By: Sam McBride, Commonwealth Financial Group (CBA Parent)

On November 29 th we have the wonderful opportunity to participate in Giving Tuesday! You may already know this, but since CBA is a qualified 501(c)3 nonprofit couples can give up to $600 in donations to 501(c)3s to be tax-deductible, even for families who do not itemize charitable donations. But what you
may not realize is that there is more than just this type of giving that you can do financially.

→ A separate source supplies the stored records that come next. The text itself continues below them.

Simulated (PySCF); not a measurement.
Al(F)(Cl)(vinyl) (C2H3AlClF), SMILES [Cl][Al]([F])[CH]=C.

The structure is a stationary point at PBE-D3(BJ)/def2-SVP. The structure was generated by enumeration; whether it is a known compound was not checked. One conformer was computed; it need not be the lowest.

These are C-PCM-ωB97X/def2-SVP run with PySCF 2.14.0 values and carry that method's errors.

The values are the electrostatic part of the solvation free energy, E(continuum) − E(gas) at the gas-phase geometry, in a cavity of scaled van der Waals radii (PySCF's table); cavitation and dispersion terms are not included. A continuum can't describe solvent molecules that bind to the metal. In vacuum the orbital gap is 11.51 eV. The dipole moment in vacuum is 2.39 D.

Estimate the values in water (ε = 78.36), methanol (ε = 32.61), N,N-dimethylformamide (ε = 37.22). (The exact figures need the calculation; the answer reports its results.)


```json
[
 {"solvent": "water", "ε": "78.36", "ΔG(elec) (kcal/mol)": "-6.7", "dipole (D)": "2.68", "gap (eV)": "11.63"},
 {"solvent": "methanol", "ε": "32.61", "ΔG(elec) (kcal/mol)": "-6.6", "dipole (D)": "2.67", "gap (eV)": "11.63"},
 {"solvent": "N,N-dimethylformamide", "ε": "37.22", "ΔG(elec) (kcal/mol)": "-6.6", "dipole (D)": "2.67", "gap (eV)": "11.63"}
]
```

Here are a few creative ideas around giving to consider as we enter this season:

Donation Bunching: combine two years of your donation instead of one year to help get over the charitable giving tax threshold.
Gifting Appreciated Securities: if you have a nonqualified investment account, you may have holdings over the years that have appreciated greatly. If you sale an appreciated security you are subject to paying capital gains tax. If an apricated security is gifted to a charity, you don’t have to pay capital gains tax, and neither does the charity.
Donor Advised Funds: you may not want to part with specific securities in your portfolio, so one other option is to create an investment account specifically for the charity you’d like to give to. This is where individuals can use a Donor Advised fund to reap similar tax benefits, but have a little more oversight to “when/how” the investments are given.
Charitable Remainder Trust: Assets that can be donated to a charitable remainder trust include cash, stocks, real estate, private business interests, and private company stock and the grantor/trustor can receive a partial tax deduction. This is an irrevocable gift, but one that comes with the ability to retain income from the asset, while gifting it’s ownership to the charity.

Our hope is that you don’t read this and make your giving about financial gain and tax right offs, but rather that you consider the “ways” in which you can be generous and evaluate how and how much you feel led to give.